For years I thought the assessments must be wrong. Then a book, discussion, and a big realization changed my perspective!
When I shared a few random facts about myself in an Instagram post last week, I had no idea the emails I’d receive and the conversations that would follow. In particular, it seems many can relate to my introverted tendencies or were curious about what I meant. We had spirited discussion on the introvert/extrovert topic in ASPIRE this year too, and I’d love to continue the dialogue here.
A bit of background: On the Myers Briggs and other assessments, I consistently test as an extrovert. This has always surprised me, as most of my “replenishing” comes from solo activities – writing, reading, creating, walking in nature. I’ve long felt I require more alone time than the average person and just assumed my assessment results weren’t entirely accurate.
Until I read and discussed Susan Cain’s book, Quiet.
Then it all made sense: Yes, I find great joy in my silent endeavors and need a fair amount of private time to re-energize. If I have to choose between a large, loud party and a peaceful evening at the bookstore, for example, the bookstore will typically win.
But my greatest energy comes from deep, meaningful, heartfelt conversations with one or a few people.
For example, a few years ago at a networking luncheon, I happened to sit next to a woman who turned out to also be a coach, also passionate about helping people uncover their purpose, also had school-aged children … the similarities went on and on. Our conversation delved deep right away – and has never really stopped. She is now one of my closest friends.
Similarly, I recently went out for an early dinner with a friend. Even though we hadn’t seen each other in a while, we only spent a few minutes on small talk then dove right into the “good stuff,” staying there for hours on end. We didn’t wrap up until the wee hours of the morning – waaaay past my bedtime, but I was so jazzed from our conversation that I stayed up nearly two more hours after that anyway.
Can you relate? Or not at all? Either way, it’s all good. We need all types to make for rich, fulfilling work and life experiences.

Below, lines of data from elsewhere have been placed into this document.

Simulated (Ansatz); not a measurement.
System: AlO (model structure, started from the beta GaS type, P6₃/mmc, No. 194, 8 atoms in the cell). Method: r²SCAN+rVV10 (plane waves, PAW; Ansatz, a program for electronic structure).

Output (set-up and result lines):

Being extroverted doesn’t necessarily mean you’d choose the big cocktail party seven nights a week. And being introverted doesn’t necessarily mean you have a monthly reservation at a silent retreat. The spectrum is wide and your preferences are unique. I highly recommend Quiet for a fascinating look at this topic and maybe, like what happened for me, great insight into your own life.
How about you? Are you more introverted, or do you lean toward the extroverted side? What energizes you most?